George Rebane
From listening to all the talking heads this weekend going on about the $38.5B spending cuts in the FY2011 budget, we hear that both sides are taking full credit. And both the Dems and Repubs have declared victory … but over what??
It is clear that the tea parties are the only ones getting it. Before Friday night's compromise, Tea Party Patriot co-founder Mark Meckler was in the lion's den on CNBC with a white-haired, fast-talking progressive loudmouth who kept interrupting Meckler while trying to get him to say something silly about various social issues involved with the proposed cuts. Meckler wisely stuck to his guns stating that the TPP stood for fiscal responsibility, and was promoting the originally promised $100B spending cut in the budget for this year FY2011. He emphasized that it was the amount that is important to us as a nation in the global community (a position long held in these pages).

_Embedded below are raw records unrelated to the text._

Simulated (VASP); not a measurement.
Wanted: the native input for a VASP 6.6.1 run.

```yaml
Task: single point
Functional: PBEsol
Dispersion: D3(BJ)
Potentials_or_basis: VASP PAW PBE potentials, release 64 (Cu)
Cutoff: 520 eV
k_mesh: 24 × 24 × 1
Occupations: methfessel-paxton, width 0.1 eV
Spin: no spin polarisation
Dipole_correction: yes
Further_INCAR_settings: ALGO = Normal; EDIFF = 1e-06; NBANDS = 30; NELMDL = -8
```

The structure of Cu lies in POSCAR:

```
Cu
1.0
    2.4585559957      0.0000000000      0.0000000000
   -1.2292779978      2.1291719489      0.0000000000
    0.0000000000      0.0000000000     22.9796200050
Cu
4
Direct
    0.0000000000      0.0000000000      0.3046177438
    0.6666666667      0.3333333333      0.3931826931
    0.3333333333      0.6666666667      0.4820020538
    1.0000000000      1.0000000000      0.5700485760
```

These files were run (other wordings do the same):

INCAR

Other countries with whom we trade, borrow from, and convince to keep the dollar as the world's reserve currency don't give a rat's butt where we reduce our spending to become fiscally responsible; they just want us to do it. Actually, our enemies are siding with the Dems, and want the train wreck to happen sooner than later. In any event, it is only the spending cut AMOUNTS that matter, and it is only the tea parties, led by the TPP, who started us on this responsible path that has now led to the Paul Ryan FY2012 budget proposal. And it is only the tea parties that are still holding the politicians feet to the fire on an adult approach - cutting trillions in spending to reduce trillions in deficits - to a feasible fiscal soft landing.
As a TPP member, I see no reason to dance in the fly pucky and celebrate the smidgeon announced last Friday night. IF IF IF that leads to a clear-headed approach needed to negotiate a meaningful basis for raising the debt limit in May, and then adopting a real FY2012 budget – a la the Ryan Plan – to demonstrate good faith, THEN maybe I'll tap my toe quietly to the celebratory parade that everyone from Obama to Boehner to Reid is trying to lead. But getting excited today is a mite early. The sobering figure below explains.
[update] And Ramirez is always able to summarize succinctly.
Boehner: Next fight to be about trillions, not billions, see OP-ED in the USA Today here.
The budget by Chairman Ryan has set the bar.
Posted by: Russ Steele | 11 April 2011 at 06:45 AM
We were going to borrow $1.65 trillion this year. Now we are only going to borrow $1.60 trillion....and these guys in Congress are breaking their arms oatting eachother on the back. Cut a trillion, and then I will be moderately happy. Balance the budget and pay down the debt for the first time, and I will be elated.
Posted by: Barry Pruett | 11 April 2011 at 08:50 AM
George, this diagram is very helpful. It would make a nice bill board too.
I think Boehner needs some training from Trump on how to negotiate.
Posted by: John Galt | 11 April 2011 at 10:07 AM
I agree that the cuts we got are nothing more than a fly speck. However, have you noticed that even the liberals are talking about spending cuts now that they were forced to accept some, as small as they may be. There is a new paradigm in Washington because the Tea Party movement forced the spending cuts issue. Don't overlook this. Lots more cuts will be coming because we made them listen. The goal is to keep up the pressure through 2012 and beyond. It really doesn't matter who takes the credit as long as the American people win.
Posted by: Jack McClure | 11 April 2011 at 10:50 AM
Yes indeed JackM, that we have busted the cherry on spending cuts was the motivation for this post (pardon my French). To maintain what momentum has been achieved requires that we keep a keen eye peeled on the measure of our achievements going forward. Our celebrations should be in proportion such achievements.
IMHO, current celebrations are excessive and divert attention from the brazen fact that we don't actually have the FY2011 budget yet nailed down - the back-patting is clearly premature. And the big battles of FY2012 and raising the debt limit have yet to begin. Keep the cork on the champagne bottle.
Posted by: George Rebane | 11 April 2011 at 11:41 AM
I agree "I think Boehner needs some training from Trump on how to negotiate. "
and the proverbial debt football gets punted to my generation (again).
Posted by: Mikey McD | 11 April 2011 at 12:53 PM
The Dem always " talk" about stuff - this works well for them until something is put on paper and becomes real and then "that can't be cut" becomes the talking point. Just like Planned parenthood - deflect and change the subject, we see from our 3 amigo's all the time.